The donkey, Scout, was discovered by Clinton Cline, vice-president of the Two Mile High Club, which oversees the donkey herd, in an isolated section of the 15-acre pasture area near the public works facility, outside of town. The attack prompted an investigation by the Colorado Division of Wildlife, who advised the club on taking several steps to assure the safety of the remaining members of the herd, now totaling 13 donkeys.
The club has already installed a motion-activated special spotlight to scare off potential predators. Club members are also doing nightly visits of the pasture area to check on their welfare.
“It is very said. This is very unusual,” said Tom LItherland, president-elect of the Two Mile Club, who also serves as a member of the city council.
According to Litherland, the region has experienced a high amount of coyotes and has received reports of several mountain lions in the area, such as a mother and two cubs.
Club members have concluded that the latest attack was the result of a mountain lion and not a coyote.
“This was a lucky kill,” said Cline. He (the mountain lion attacker) was just in the right place at the right time.”
According to Cline, incidents involving donkey deaths due to lions are extremely rare. Club members can’t remember the last time a member of the donkey herd was killed by a mountain lion. “It has about the same probability as a golfer getting a hole-in-one,” related Cline. “This is an extremely rare incident.”
According to club officials, the donkeys sometimes get chased by mountain lions, coyotes or other wildlife, but they are rarely attacked.
Mountain lions typically are afraid of large herds. In fact, Cline has even speculated that in the latest incident, the remainder of the donkeys may have spotted the attacker and then tried to come to Scout’s rescue. “They may have just said ‘enough is enough” said Cline. He noted that the donkey victim suffered a fatal neck wound, but the attacker didn’t devour any other sections of the animal.
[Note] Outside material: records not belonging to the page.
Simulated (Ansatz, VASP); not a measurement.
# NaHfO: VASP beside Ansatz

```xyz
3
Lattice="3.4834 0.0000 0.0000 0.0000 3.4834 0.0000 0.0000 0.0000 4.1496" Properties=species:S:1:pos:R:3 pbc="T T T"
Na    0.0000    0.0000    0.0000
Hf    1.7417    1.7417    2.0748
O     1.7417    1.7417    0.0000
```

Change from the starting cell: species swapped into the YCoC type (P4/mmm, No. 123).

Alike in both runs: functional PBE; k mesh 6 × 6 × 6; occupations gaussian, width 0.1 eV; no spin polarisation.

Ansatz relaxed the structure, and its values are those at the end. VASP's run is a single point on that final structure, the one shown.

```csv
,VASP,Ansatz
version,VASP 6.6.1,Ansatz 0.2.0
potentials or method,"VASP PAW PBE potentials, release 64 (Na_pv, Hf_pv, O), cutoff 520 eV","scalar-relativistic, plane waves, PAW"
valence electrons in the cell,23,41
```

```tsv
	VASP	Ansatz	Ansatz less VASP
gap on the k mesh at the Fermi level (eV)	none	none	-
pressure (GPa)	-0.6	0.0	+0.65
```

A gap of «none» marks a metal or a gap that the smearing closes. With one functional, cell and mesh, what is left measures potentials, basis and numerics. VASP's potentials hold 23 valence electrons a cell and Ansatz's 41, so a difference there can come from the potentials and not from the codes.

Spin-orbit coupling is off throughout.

“They can kick them to death,” added Litherland, when explaining the power of the entire herd when confronting a mountain lion.
The incident, though, has reinforced one unfortunate reality with the town’s herd. “Our donkeys are getting older,” admitted Litherland. Some of the animals are pushing into their 20s. Rarely do donkeys live past the age of 30. The town donkeys currently reside in a secure pasture area in the winter until mid-May. Then, they hang out throughout the town.
Even with the latest fatality, Cline afraid to boast of the superb treatment of the town’s donkeys by the Two Mile High Club members. “Our donkeys are treated better than most kids,” quipped Cline.
The herd is regarded as one of the town’s prime tourist attractions. During the annual Best Of contests sponsored by The Mountain Jackpot, the Two Mile High donkeys typically win top accolades as the town’s best personality.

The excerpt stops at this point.